Insulated metal panels (IMPs), a type of lightweight factory-fabricated metal panel, are a compelling alternative to more conventional roof panel choices. IMPs have a continuous insulating core that works together with metal skins to create a barrier against air, water vapor, and thermal conditions. One major benefit of IMPs, is their thermal efficiency, averaging R-7.0 to 7.2 per inch as compared to R-5.6 per inch for unfaced urethane board stock. Insulated metal roof panels are commonly available in thicknesses ranging from two- to six-inches which generally correlates to R-14 to 42.
Structure of IMPs
IMPs consist of two single skin metal panels and a foamed-in-place core. The foam insulation is made of non-chlorofluorocarbon (non-CFC) polyurethane foam. As an example, MBCI’s IMPs consist of closed cell structure and nominal density of 2.2 pounds per cubic foot. Its closed cell structure also prevents the foam from absorbing water.
Thermal Bow in IMPs
An interesting phenomenon with IMP roof panels is that you don’t have to deal with thermal expansion the way you do with single skin panels. On wide, through-fastened roofs, you can have issues with panels slotting around the fasteners. And with standing seam roofs, you have to ensure that the panel clips can handle the anticipated thermal movement. However, insulated panels experience something called “thermal bow.”
An IMP’s exterior metal skin will still expand as it heats up. But, instead of causing the whole IMP to grow in length, the exterior skin of the IMP will bow up slightly between purlins/joists because the interior metal skin of the IMP maintains a relatively constant temperature. The insulating foam that adheres to this metal skin flexes to allow for this bow. Because of this, thermal expansion is accommodated by the small incremental growth (and bowing up) of the exterior metal skin between each purlin/joist, which are usually spaced five to seven feet apart.

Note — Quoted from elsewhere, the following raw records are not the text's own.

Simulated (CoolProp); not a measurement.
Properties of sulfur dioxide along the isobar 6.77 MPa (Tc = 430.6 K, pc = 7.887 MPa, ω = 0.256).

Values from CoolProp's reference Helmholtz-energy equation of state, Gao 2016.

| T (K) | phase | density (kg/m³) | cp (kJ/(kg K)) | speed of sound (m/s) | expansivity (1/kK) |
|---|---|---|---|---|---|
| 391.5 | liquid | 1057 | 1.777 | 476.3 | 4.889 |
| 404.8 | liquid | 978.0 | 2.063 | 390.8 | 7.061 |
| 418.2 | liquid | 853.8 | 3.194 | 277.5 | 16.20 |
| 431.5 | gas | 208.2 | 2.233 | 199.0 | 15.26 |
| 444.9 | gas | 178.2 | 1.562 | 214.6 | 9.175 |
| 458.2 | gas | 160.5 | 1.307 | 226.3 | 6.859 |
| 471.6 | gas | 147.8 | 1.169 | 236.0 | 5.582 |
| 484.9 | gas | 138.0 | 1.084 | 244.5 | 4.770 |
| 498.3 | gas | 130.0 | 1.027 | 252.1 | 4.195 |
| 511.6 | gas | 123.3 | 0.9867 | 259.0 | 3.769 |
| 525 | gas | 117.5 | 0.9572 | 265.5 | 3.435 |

Insulated metal roof panels are fixed roof systems that will experience thermal bow between the purlins as opposed to single skin systems, which are designed to allow for expansion and contraction in the panel. With its thermal efficiency benefits, IMP roofs are beginning to get noticed as an alternative for designers looking for a progressive choice to achieve flexibility and function.